TV’s upfront week is usually all about the big networks: CBS, ABC, NBC, Fox, the WarnerMedia channels. This year, however, attendees of the upfronts got a taste of big tech, quite literally.
Amazon Prime Video decided to use the upfront week to launch an activation tied to its show “The Marvelous Mrs. Maisel.” Outside the upfront locations across the city, a Carnegie Deli-themed food truck — emblazoned with imagery from the show — handed out complimentary pastrami sandwiches and black-and-white cookies.
Carnegie Deli “employees” greeted those walking into the upfronts with cookie-filled bags. “Have a cookie courtesy of Mrs. Maisel!” An enthusiastic staffer told attendees in a 1950’s-style affectation.
“It really has to do with the fact that there is so much press and activity around television, and there is a lot of people reading and talking about what TV shows are coming and going. We have a great TV show coming back, and we wanted to celebrate that,” Mike Benson, head of marketing for Amazon Studios, told Digital News Daily, standing by the food truck, which was parked a few blocks from Lincoln Center ahead of Disney’s upfront.
"It is really hard to get noticed in a sea of 500-plus TV shows out there,” Benson added. “This is about customer engagement, and showing that there is a lot of value in what we have got, beside shipping.”
The food truck activation was the second time Amazon resurrected the Carnegie Deli to promote “Maisel,” once again working with its production partner Tool of North America. While the iconic midtown delicatessen closed its doors in 2016, Amazon brought it back late last year to promote the new season of the show. A recreation of the deli opened in lower Manhattan, with 1958 prices, and sandwiches named after characters from the show.
“When the Carnegie Deli was open, you made it when a sandwich was named after you,” Benson said. “So it is fun to take The Midge, and The Susie, and turn them into sandwiches.”
Benson says that the company is planning to run year-round activations to promote the show and drive awareness, and is expanding its experiential marketing efforts across its programming.
“We have started to do a lot more experiential. We had a big activation at San Diego Comic-Con last year around ‘Jack Ryan,’ we had a big activation at SXSW for ‘Good Omens,’” Benson says. “We like experiential, we think it is really interesting for the fans to go a little deeper and experience a show in a way they couldn’t watch it on the screen. We also think it is great for non-fans, it allows them to experience it outside of a traditional media channel, and it becomes an interesting part of an overall marketing strategy for us.”
Of course, in order for the campaigns to work, it needs to feel fresh and appropriate.

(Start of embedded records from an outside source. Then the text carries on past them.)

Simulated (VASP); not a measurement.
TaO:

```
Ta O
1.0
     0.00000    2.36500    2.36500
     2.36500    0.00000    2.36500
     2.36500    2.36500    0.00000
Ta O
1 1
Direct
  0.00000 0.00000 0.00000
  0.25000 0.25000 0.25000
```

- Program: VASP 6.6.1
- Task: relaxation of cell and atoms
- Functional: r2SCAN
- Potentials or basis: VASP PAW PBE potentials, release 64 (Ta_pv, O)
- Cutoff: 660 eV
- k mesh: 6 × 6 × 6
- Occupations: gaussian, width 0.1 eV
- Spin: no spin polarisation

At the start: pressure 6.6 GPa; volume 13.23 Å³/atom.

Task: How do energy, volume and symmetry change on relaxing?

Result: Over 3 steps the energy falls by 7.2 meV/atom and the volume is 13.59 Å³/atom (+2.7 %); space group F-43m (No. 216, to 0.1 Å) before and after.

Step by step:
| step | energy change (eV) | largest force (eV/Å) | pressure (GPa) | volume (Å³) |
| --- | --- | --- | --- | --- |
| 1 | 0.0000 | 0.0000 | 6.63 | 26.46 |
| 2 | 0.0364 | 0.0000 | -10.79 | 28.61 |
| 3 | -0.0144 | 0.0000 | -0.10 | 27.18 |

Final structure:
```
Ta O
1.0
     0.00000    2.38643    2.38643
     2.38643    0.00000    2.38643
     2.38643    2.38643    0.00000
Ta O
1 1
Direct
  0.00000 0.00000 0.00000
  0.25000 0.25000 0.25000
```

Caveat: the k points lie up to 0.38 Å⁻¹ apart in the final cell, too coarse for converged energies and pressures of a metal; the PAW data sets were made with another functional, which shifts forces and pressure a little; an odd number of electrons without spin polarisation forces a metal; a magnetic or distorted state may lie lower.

“Not every show can go off and do a pop-up Carnegie Deli. If you are going to do them, they need to feel organic to what the television show is,” Benson says.
In this case, the availability of the Carnegie Deli brand name, and upfront week, made for a singular opportunity.
“It is a piece of nostalgia that is relevant today, and there is something about the show that is the same way,” Benson says.